- Historic Sites
A great ship of today seeks to evoke the golden liners of memory
May/June 1998 | Volume 49, Issue 3
Miller’s story of his early days as a ship buff is echoed by other members of the society. Tom Cassidy claims his interest started by age seven when he and his family saw a relative off on the United States . By the time Cassidy was nine and making crossings with his parents on such ships as the Îie de France and the Liberté , he was hooked. He would check the newspapers to see what ships were in port and, list in hand, go visit as many as four in a day.
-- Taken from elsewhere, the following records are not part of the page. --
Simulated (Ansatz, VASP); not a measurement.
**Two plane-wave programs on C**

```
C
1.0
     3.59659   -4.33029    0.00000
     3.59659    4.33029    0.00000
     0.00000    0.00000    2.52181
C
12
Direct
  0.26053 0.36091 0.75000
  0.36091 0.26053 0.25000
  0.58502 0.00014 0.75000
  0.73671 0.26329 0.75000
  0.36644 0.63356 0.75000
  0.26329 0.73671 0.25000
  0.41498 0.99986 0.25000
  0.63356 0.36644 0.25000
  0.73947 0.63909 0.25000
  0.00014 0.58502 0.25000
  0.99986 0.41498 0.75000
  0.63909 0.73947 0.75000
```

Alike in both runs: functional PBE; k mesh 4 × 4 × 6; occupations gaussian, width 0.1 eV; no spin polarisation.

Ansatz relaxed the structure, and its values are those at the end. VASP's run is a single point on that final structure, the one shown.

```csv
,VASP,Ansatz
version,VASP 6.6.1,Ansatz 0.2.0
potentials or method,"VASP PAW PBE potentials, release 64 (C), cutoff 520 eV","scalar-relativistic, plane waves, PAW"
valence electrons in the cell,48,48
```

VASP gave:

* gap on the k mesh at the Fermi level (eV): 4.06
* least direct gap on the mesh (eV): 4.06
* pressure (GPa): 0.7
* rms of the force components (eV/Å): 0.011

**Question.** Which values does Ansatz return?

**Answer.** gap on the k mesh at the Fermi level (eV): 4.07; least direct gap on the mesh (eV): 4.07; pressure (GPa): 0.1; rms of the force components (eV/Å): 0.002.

Brad Hatry was aboard the Crystal Symphony with his wife, Marilyn, whom he had met in 1981 on the Rotterdam . They were accompanied by their five-year-old daughter, Elizabeth, who proudly told me she was on her thirteenth cruise. Hatry, too, remembers believing as a boy “that no one else could have these interests.” Since such passions were born in the last era of the great liners, most of the society’s members are now in their fifties or older. But, Hatry tells me, “we’re starting gradually to get a younger crowd, and I can’t think why.” He cites “young Tom Rinaldi,” who, for his high school graduation present, begged his parents to take him on the final westbound voyage of the Rotterdam , which is generally considered the last of the grandes dames of the Atlantic run as well as one of the first ships built for both two-class transatlantic crossings and one-class cruising. Now all the Rinaldis are avid members of the World Ship Society. “In this case Tom got his parents involved, rather than the other way around,” says Hatry.